The war that ended in Vietnam 25 years ago was about more than helicopters, search-and-destroy missions, VC and the Ho Chi Minh Trail. While world attention was focused on military action in the South and then in Laos and Cambodia, clandestine efforts were being made north of the 17th parallel to influence or even coerce North Vietnam to drop its plans to reunify Vietnam under a Communist banner. United States leaders at the highest levels gave the green light for the deployment of spies and saboteurs into North Vietnam as early as 1960, in the hope that an internal threat would give the Communist leaders second thoughts about continuing their drive south. Begun under the auspices of the CIA, this clandestine program was reassigned to the U.S. Army in 1963 at the direction of President John F. Kennedy. Two new books record the history of those efforts and explain why they failed so completely. Or did they?

Richard H. Shultz, Jr.’s The Secret War Against Hanoi: Kennedy’s and Johnson’s Use of Spies, Saboteurs, and Covert Warriors in North Vietnam (HarperCollins Publishers, Inc., New York, 1999, $27.50) is quite a remarkable book–that is, in the sense of what it says about the secret war against North Vietnam as well as what it has to say about how the overt war was waged in South Vietnam. The book focuses on the personnel and activities of the U.S. Military Assistance Command, Vietnam–Studies and Observation Group, MACV-SOG for short, or plain SOG as it has come to be known. Originally chartered by President Kennedy to take over responsibility for covert operations in North Vietnam from the CIA, whose performance Kennedy found wanting, SOG later became best known for its cross-border intelligence missions and covert operations against the Ho Chi Minh Trail.

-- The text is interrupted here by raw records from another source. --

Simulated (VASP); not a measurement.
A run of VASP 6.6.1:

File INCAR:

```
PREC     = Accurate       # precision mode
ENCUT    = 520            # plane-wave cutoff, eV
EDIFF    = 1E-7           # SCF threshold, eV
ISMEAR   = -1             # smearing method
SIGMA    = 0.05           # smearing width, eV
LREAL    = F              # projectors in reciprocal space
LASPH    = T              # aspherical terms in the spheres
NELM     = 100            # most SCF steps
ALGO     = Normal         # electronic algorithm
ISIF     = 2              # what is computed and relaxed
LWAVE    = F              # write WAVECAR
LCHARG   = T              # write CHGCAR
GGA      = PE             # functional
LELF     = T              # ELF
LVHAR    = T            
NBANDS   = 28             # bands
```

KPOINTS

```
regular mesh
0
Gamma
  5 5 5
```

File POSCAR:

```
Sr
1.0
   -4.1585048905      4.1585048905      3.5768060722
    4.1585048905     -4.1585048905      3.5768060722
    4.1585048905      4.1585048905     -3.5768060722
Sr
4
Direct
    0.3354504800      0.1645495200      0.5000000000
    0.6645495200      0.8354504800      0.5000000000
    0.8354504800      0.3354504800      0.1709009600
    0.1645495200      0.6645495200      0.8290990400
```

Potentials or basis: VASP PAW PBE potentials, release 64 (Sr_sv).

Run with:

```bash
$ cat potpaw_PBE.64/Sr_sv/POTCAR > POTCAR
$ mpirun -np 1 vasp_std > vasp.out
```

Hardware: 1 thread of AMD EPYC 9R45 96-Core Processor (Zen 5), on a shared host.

Shultz does an excellent job of narrating SOG’s activities and rendering a scorecard on the relative success or failure of various operations. He is able to go into some detail in this regard because of his access to recently declassified documents. The most serious setback encountered by SOG was the discovery that all the agents sent into North Vietnam, totaling about 500, had been killed or captured. Many were turned against the Americans in a classic double cross. To their lasting credit, the men of SOG sought to turn this disaster to their advantage by transforming the situation into a triple cross. They were on their way to realizing some substantive accomplishments with this ploy when all operations north of the DMZ were summarily halted by President Lyndon B. Johnson for political reasons. While SOG successes against the trail were many, they were also expensive due to a high-level enemy penetration of the South Vietnamese government.

Perhaps the most incredible part of this story is how SOG was given a mission and then was so circumscribed by bureaucratic layers of management as to makecarrying out that mission impossible. The active hostility of the State Department and SOG’s own Regular Army senior commanders did not help, either. How SOG personnel managed to accomplish anything is a marvel and a testimony to their dedication and courage. The great mystery and tragedy, as this book reminds us, is that policy-makers were able somehow to separate in their minds the flesh-and-blood troops from the geopolitical strategies that dictated the war on the ground. The Secret War Against Hanoi may make it easier to understand events that up until now seemed inexplicable to many of us.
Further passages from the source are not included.